Friday, June 02, 2006

A Rambling Review of X-Men: The Last Stand

A Rambling Review of


X-Men: The Last Stand


It was May 2003 and I was walking out of a theater after seeing X2. I was ecstatic. I had just seen one of the best films made from a comic strip ever and they hinted at a grander sequel. They were going to tackle the infamous 'Dark Phoenix' saga, a tale that turns the loveable and amiable Jean Grey into a horrible and unstoppable mass murderer. I could not be happier or more excited. How long would I have to wait? I knew that it would take a while but after the second movie how could they mess up. The characters were dead on, just the right amount of cheekiness mixed in with real human emotion set in a world with mutants that had amazing power. As long as they took the time to tackle it they could have the best movie ever.


May 2006....


X-Men: The Last Stand. It finally came. The box they packaged it in sure was shiny. That should have been my first sign something was wrong. Never being one to pick up on signs I took no notice of these ones. Even when I learned that the director was somebody new I did not worry. I am too optimistic sometimes. The new director was Brett Ratner; he was the director of both Rush Hour and Rush Hour 2 and apparently the impending Rush Hour 3. Bryan Singer the director of the first two X-Men titles ran off to play with Superman and Brett took over the reins of the hugely ambitious storyline of X3. The fan boys (a cute pet name for the die hard comic book dorks that could tell you everything that has happened in the comic book world but can't tell you if they will ever date) were up in arms apparently. Brett Ratner knew that he had a huge story in his hands and it was his to destroy, so he did what any good director and non-comic enthusiast would do. He added characters and I mean a lot of them. There are so many characters in this film that it's ridiculous. They even had to get Frasier Crane to play one of them, that's how many characters there were! I mean Frasier Crane! All these characters and yet he forgot that he needed a character driven plot. Instead he focused on having Magneto leer and Wolverine slash. Everyone else stood around. They introduced one of the coolest X-men characters into the film, Angel. In the comic books he is a Greek god; amazingly powerful and graceful in flight. In the movie he looks like the blond dorky kid (Anthony Michael Hall) from Weird Science, Breakfast Club and Sixteen Candles fame. Great casting.

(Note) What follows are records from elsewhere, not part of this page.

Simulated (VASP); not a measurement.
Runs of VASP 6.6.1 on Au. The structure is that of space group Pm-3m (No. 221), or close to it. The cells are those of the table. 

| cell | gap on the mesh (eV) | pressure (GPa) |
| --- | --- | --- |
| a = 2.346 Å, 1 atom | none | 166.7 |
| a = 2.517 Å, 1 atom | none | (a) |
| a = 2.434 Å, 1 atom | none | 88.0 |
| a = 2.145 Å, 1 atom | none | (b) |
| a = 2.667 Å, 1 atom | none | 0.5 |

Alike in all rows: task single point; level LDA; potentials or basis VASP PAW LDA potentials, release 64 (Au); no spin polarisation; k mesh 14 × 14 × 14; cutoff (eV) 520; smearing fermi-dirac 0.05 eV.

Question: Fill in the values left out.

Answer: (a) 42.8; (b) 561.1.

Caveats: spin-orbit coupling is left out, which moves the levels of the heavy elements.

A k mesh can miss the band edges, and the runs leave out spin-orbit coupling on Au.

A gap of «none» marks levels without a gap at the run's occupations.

So our little Dark Phoenix, aka, Famke Janssen, how was she? Well I could not tell if she read the script or not. She spent most of the time alternating between looking confused and looking apathetic. When she was supposed to be really upset about something she kind of looked like she suffered from constipation. So her acting consisted of her looking constipated while the special effects department tried to make something cool happen or a blank stare as people tried to interact with her. What about Wolverine, he was slash happy so that is good right? It should have been. Hugh Jackman had put in a decent Wolverine act in the previous movies so he had it down right? Not really a lot of the jokes he delivered were jokes you could have seen Wolvie say but the delivery wasn't quite right. He seemed happy go lucky and it just didn't feel right to me.


So I hated the movie... but I also enjoyed it. I made myself watch it for what it was. A light hearted romp through one of the best and most shockingly grim comic book tales ever layed out in the X-men comic books. I let myself enjoy the computer graphics. With no character story what else was there. I enjoyed seeing Magneto move the Golden Gate Bridge to Alcatraz. I enjoyed the effect that the Phoenix had on the people as she some how turned them into ash and disbursed them into the swirling air. How she was like an atom bomb always about to go off or a girl that really needed ex-lax; that when you stop and think about it might be one and the same. I let go of the fact that what I like about comics is that these characters have lives that go on even during the fights. That they worry about never embracing their loved ones ever again as they try to crawl out of the rubble of a collapsed building. Or that they get a choice between saving that loved one from death or saving the world. I love that when it's all over and they win they still have to go home and face whatever they had left behind to save the city. Whether it is a painful separation, a loved ones death, increasingly unpayable bills or just the fact that they are so different and alienated from the world. I let myself forget and forgive Ratner for not telling the story right. For taking a great epic tale and turning it into a package of Pop Rocks, all fizz and pop and no relevance and no story. I even allowed myself to not feel robbed by the emotionless final scene on the battlefield as someone made a sacrifice that went against his heart and his own emotions. I allowed myself to enjoy a total failure but when I tried to review it all I can remember it as is a step backward. So that is what I will call it a step backward and a computer generated pile of poo. It lacked story and substance but wow did it look pretty. Well maybe not Famke's Dye job.


Was it a good movie? No. Would I see it again? Maybe. Could it have been better? Infintely. My rating: See it but don't expect to like it if you have ever enjoyed a comic book or one of the previous movies.